The communities living alongside the Virunga National Park, DR Congo, suffer from severe poverty and rely on the forest for resources, including water, firewood and bamboo. While the communities have little choice, trespassing to collect these resources causes habitat disturbance and destruction, contributing towards the extinction of the world’s remaining 720 critically endangered mountain gorillas. To address this issue, the Gorilla Organization began working with local partner PAIDEK (Programme d'Appui aux initiatives de Developpement Economique du Kivu) in 1999 to establish a microcredit project called “Tujitegemee”, from the Swahili for self-reliance.

The overall objective of the project is to reduce human pressure on the gorilla habitat by encouraging the development of small to medium-sized enterprises as income-generating initiatives. The specific objectives are:


  • To accord loans to clients for the establishment and development of businesses
  • To train credit agents in the granting of loans, monitoring of clients and collection of loan repayments
  • To invest in the credit fund until it becomes self-financing



Loans of $50 - $300 are typically accorded for agriculture, small businesses, marketing agricultural produce, and arts and crafts. A low rate of interest is charged, and once the credit fund is large enough, the returns on loans granted will become sufficient to finance the operating costs of the credit agents.

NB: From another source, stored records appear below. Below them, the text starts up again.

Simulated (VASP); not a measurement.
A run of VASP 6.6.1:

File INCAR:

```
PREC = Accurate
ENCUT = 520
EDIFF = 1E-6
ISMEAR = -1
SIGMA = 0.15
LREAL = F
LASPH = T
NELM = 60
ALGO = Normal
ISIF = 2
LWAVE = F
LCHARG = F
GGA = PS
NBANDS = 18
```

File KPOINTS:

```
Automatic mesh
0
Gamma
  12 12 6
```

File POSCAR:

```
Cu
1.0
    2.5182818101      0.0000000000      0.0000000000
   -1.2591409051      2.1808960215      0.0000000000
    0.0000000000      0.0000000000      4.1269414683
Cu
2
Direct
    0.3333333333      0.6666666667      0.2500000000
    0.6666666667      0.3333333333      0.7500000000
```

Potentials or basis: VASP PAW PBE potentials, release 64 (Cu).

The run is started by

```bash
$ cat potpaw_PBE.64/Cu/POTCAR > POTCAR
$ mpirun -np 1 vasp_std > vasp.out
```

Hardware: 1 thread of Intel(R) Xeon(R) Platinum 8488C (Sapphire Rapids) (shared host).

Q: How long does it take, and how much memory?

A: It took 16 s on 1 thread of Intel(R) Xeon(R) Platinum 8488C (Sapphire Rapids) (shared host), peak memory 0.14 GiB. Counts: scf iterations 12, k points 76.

By the end of 2004, the project had become more-or-less self-financing. Unfortunately, there have been several periods of intense fighting in Congo, resulting in many clients’ businesses being looted and destroyed, and making it almost impossible for them to pay back their loans. An evaluation of the project carried out in 2007 provided a business plan and recommendations to take it into the future, and the credit agents underwent training the following year. This helped them to operate more efficiently, and loan reimbursements improved almost immediately. The Gorilla Organization was able to invest further into the credit fund, as well as providing vital equipment including a computer.

A total of 153 groups are currently benefiting from loans, and since the project started an overall total of 1,122 individuals in 310 groups have benefited. The circulating credit amounts to over $600,000 since project implementation, and during 2009 the Gorilla Organization will invest a further $10,000 into the credit fund, which continues to have a significant impact on the lives of the beneficiaries.